I helped kill the heir

by
December 1st, 2019

What a shock to hear a story about someone coldly defying God, and suddenly realize the story is about me. I have a sense of how King David must have felt when confronted with his murderous selfishness (II Samuel 12:7).

Recently in studying Luke 20, where Jesus tells of the vineyard tenants brutalizing the owner’s messengers one after another and finally killing his son, it hit me that this had been my pattern of behavior when following Christian Science for many years.

Following Mrs. Eddy, I obstinately ignored the Old Testament’s repeated witness of sin, salvation, and prophecy—and then climaxed my obstinacy by rejecting the New Testament’s good news that Jesus Christ had come as God incarnate to rescue me for life eternal under his authority.

“This is the heir: come, let us kill him, that the inheritance may be ours,” says fallen humanity when the beloved son arrives.
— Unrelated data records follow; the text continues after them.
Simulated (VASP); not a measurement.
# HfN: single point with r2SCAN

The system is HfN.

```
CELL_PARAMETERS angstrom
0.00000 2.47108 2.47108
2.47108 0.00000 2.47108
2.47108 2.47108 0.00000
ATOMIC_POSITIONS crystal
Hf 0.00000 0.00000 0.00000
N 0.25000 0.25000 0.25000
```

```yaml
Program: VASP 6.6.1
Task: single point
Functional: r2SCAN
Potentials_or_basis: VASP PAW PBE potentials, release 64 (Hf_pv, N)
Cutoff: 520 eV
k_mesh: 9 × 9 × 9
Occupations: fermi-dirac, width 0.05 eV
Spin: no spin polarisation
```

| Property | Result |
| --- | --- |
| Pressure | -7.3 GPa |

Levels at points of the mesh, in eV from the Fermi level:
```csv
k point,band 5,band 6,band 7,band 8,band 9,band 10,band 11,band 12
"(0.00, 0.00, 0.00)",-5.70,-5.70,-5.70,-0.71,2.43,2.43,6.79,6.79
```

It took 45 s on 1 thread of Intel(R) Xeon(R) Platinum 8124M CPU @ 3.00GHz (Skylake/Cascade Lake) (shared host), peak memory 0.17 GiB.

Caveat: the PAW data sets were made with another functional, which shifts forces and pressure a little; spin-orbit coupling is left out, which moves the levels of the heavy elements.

True, CS doesn’t explicitly say this. But in denying Jesus’ divinity and his vicarious atonement for us on the cross, Mrs. Eddy’s followers set the Lord at nought, usurp his authority, and enthrone themselves in his place—“that the inheritance [sinful mortals self-reconciled with a holy God] may be ours.”

So when I read in Hebrews 6:4-6 of the sad condition of those who, after having had so many advantages of God’s grace, still “crucify to themselves the Son of God afresh, and put him to an open shame,” it becomes very personal. I feel myself convicted of a long mulish intransigence during all those years in the gospel-denying Christian Science movement. As Nathan told David: “Thou art the man.”

Even with millennia of the Father’s patience and forebearance from the time of Abraham to that of Abraham Lincoln, even with 66 books of Holy Scripture proclaiming true truth on every page, somehow the Boston prophetess and her adoring throng could still miss the way and exalt their intellectual pride over Christ’s sacrificial humility.

Somehow my own family and so many other Principians could presume to claim the saints’ inheritance on no terms but their own. Somehow—

It makes me more grateful than ever for the “amazing grace that saved a wretch like me—once blind, but now I see.”